Austin-Bergstrom International Airport, a weather data collection site, recorded 15.7 inches of rain during September and October. That marks the seventh-highest rainfall total for the two months since records began in 1942, state climatologist John Nielsen-Gammon said.
“In September and October, we had plenty of moisture coming in from the Gulf of Mexico, and the most unusual part was how much of that moisture ended up being deposited in Texas as rain,” Nielsen-Gammon said. “(From) preliminary numbers, Texas as a whole had its fourth-wettest month on record in September and its third-wettest month on record in October.”
Historically, the two wettest months for Texas were May 2015 and August 2017, when Hurricane Harvey hit. While Nielsen-Gammon said the state rarely lacks moisture, this year’s heavy concentration of water vapor and moisture in Texas was attributed to cold fronts in Central Texas and storms in Mexico.

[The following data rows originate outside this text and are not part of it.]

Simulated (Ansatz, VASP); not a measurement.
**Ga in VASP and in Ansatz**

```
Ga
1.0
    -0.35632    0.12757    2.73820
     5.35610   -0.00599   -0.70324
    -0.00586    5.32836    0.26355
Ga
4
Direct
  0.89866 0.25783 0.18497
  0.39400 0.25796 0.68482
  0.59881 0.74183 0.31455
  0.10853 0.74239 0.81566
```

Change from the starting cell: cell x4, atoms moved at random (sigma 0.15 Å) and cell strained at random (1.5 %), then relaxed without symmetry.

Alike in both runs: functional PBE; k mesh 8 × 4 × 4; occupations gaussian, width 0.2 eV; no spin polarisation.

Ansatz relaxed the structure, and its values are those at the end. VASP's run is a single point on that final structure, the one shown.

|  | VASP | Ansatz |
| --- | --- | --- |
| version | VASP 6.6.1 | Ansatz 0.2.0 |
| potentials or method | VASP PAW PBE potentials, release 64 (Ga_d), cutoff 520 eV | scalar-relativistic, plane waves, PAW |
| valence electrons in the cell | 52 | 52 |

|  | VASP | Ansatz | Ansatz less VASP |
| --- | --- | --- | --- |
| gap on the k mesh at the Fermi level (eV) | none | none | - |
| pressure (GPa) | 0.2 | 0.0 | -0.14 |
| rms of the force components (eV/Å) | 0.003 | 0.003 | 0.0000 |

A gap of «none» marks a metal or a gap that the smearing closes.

“We had several tropical cyclones make landfall over in western Mexico, and the moisture from those came across Mexico and into Texas,” Nielsen-Gammon said. “Although … most of our rain wasn’t from that mechanism, having a lot of moisture in the air makes it easier for thunderstorms to form without being killed by evaporation.”
Troy Kimmel, University and incident response meteorologist, said there have been several October and November floods over the past decade, making the recent rainfall not unusual but “outside what we would expect on an average basis.” Kimmel also said the rain came from a shift in seasonal patterns and the disappearance of upper-level high pressure, which ensnares heat and keeps rain at bay.
“Our weather was so dry just all summer long,” weather senior lecturer Kimmel said. “We didn’t get any rain, and we stayed that way. Then, all the sudden, the weather completely changed moods. A very drastic change occurred going into September and October and ended up being much wetter than usual, so when it comes down to it, (it’s) just a seasonal pattern change more than anything else.”
Cloud coverage from rain has created cooler weather in the Austin area. Kimmel said the temperature at the airport from Nov. 1 to Nov. 18 was about 2.5 degrees Fahrenheit below average, and the temperature for Camp Mabry, another weather data collection site, during the same time was about 4.4 degrees Fahrenheit below average.
Neuroscience sophomore Sydney Fischer said Austin residents are often ill-equipped for these cold temperatures.
“Maybe it’s because we aren’t marketed to buy winter clothes in this region, maybe it’s because we are so unsure of when the cold season starts here since it starts so suddenly, but I personally would love some kind of a cold weather countdown or month-ahead alert,” Fischer said.
Kimmel predicts this winter will be slightly wetter than usual, with a decent chance of ice and snow in Texas.
“The one thing that is kind of interesting for this year is the fact that we’ve got the Pacific where it’s a little bit warmer; we’re sort of in a little bit of a warm phase,” Kimmel said. “But there are a lot of other factors coming into play as well, which suggests that the winter overall will probably be a little wetter than normal … and near to slightly below average on temperatures.”